FJ: What are the broadcast times for the series?
BENNIE WALLACE: It comes on, on Showtime on Sunday nights. I think it's
ten.
FJ: You have a very distinctive voice, one that is immediately recognizable.
BENNIE WALLACE: Thank you.
FJ: How vital is that, developing your own sound?
BENNIE WALLACE: Well, I think after good craftsmanship and basic musicality
and lyricism, that's absolutely the most important thing. That's one aspect
that is absolutely crucial if you are going to be an artist. It was Duke
Ellington that said, "I want to hear somebody that's the number one guy
at playing like himself, rather than the number two guys at playing like
somebody else." William Fulkner said, "Art is the expression of human
spirit." And you have to express your own human spirit and not try to
emulate somebody else.
FJ: And the future?
BENNIE WALLACE: There's a couple of projects that we are talking about
doing. I'm really interested in developing my ballad playing. Even if
I record original compositions, I've got some compositions that I have
written that have a relationship to the traditional song form. I really
plan to just keep building on the tradition. I really love playing ballads
and I've been thinking about some ballads that I want to record and we've
been playing some different ones in concert. The next album is something
that is very much on my mind. I haven't quite settled on what it's going
to be. I think I should record something this spring. I like to coordinate
a recording with a series of performances. I find it is good to play the
music, play with the musicians, play a few concerts, and then go away
from it for a couple of weeks, kind of like what we did on the Gershwin
thing, then come back with a fresh mind and record it.
FJ: At the conclusion of your career, what would you like your legacy
to be?
BENNIE WALLACE: I guess, I want to be remembered for having my own voice
and for playing the way that I play and doing it well. I think beyond
that, the most important thing is I'd like to be a great ballad player.

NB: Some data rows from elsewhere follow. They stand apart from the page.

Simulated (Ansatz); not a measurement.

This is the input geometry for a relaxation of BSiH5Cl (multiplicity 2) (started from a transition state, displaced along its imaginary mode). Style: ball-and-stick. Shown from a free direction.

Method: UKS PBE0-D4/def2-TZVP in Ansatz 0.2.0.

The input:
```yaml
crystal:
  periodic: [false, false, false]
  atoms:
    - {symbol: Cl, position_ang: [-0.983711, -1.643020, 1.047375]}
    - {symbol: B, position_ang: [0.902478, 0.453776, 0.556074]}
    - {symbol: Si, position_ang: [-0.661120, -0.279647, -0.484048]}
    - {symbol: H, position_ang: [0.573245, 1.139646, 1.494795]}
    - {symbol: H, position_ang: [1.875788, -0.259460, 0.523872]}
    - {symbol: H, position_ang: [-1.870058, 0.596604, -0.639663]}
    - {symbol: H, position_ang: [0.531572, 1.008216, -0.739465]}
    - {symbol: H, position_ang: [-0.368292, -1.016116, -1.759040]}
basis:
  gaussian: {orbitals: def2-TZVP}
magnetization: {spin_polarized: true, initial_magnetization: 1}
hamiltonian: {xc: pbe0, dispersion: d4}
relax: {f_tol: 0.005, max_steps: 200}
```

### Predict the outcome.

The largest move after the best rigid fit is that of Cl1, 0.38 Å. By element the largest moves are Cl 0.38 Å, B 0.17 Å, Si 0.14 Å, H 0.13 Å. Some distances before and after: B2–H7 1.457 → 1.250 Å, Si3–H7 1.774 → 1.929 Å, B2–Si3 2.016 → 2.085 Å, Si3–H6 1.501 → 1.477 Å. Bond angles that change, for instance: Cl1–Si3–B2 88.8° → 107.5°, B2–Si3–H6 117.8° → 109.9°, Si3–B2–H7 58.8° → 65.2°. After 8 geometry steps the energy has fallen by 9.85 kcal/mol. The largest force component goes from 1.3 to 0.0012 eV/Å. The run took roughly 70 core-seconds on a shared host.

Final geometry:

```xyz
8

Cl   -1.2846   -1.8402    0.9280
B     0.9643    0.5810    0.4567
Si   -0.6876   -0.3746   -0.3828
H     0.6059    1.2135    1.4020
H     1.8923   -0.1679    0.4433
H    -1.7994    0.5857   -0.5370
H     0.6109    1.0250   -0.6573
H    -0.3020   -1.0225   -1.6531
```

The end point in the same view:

When you're real young, you want to be the next Coltrane or the next Sonny
Rollins, and all that and then when you have been in it a while, or when
I have been in it a while, I hear Coleman Hawkins play one of those ballads,
or Johnny Hodges or Ben Webster, I want to be able to do those and record
those and tough people's hearts like those guys did. I think I'm kind
of winding around to articulating my thoughts and I think that is really
it, to be able to touch people's hearts with the music.
Fred Jung is Editor-In-Chief and believes in mermaids. Comments? Email
him.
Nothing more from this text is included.